Friday, May 20, 2022

Could Siberia become Another Sahara Desert? El Murid Says Putin’s Policies Carry that Risk

Paul Goble

            Staunton, May 6 – Under Vladimir Putin who has promoted unrestrained logging and cut back forest management and fire protection systems, forest fires in Siberia have become worse every year. 2022 is already no exception, and the situation has reached the point where his past policy mistakes make it ever more difficult to change the situation, El Murid says.

            Indeed, the blogger Anatoly Nesmiyan who uses the pen name El Murid argues that the situation is now so dire that there is a very real risk that Siberia is on its way to becoming another Sahara with the same natural processes that produced that desert thousands of years ago now present in Siberia (kasparov.ru/material.php?id=62773BD6213B9).

              The merciless and extremely barbaric logging in the taiga” that the Putin regime has promoted in order to maximize its profit has “an unambiguous result: the drying up of the taiga and the swamps in the forests” and consequently, fires of ever larger size which exacerbate these trends, he writes.

            Ever larger rivers in the region are drying out, and as a result, evaporation is declining and with it rainfall and snowfall, trends that also reinforce each other and are gradually “acquiring a self-sustaining and dynamically growing form,” El Murid says. As a result, “every year the situation in Russian forest lands is getting worse.”

            When the underlying foliage and water flows are left undisturbed or carefully protected, forest fires play a positive role and do not destroy the environment. But when forests are cut down as they have been in Russia the last two decades to sell off to China or others, then the fires themselves make the situation worse as well.

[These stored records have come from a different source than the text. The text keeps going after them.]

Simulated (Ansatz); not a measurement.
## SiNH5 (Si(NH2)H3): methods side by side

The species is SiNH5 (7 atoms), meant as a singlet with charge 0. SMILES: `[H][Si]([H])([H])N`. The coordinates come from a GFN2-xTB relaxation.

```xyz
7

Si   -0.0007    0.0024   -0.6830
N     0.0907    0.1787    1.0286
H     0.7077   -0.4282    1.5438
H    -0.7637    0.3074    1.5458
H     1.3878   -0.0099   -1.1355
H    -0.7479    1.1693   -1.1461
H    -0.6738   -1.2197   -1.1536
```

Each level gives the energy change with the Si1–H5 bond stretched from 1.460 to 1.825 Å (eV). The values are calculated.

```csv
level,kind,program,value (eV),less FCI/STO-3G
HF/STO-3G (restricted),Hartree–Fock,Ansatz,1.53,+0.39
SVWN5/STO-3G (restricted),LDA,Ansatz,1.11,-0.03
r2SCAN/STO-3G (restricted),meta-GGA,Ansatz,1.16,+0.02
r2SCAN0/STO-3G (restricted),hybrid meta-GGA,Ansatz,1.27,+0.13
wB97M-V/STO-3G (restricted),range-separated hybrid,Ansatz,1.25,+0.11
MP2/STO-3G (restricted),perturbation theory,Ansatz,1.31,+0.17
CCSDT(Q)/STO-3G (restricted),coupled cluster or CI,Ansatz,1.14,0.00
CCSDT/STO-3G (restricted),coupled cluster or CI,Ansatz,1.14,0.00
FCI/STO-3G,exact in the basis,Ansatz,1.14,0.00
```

            This interconnected loop leads to the destruction of major rivers and climate change, something that happened thousands of years ago by natural causes and led to the formation of the Sahara. Now, as a result of Putin’s greedy intervention, the same thing is happening in Siberia and happening far more quickly.

            There is still time to reverse this man-made natural disaster; but for it to be reversed, Russians must first recognize that it is a disaster and also clearly identify who and what is to blame as well as the costs of not doing anything about it.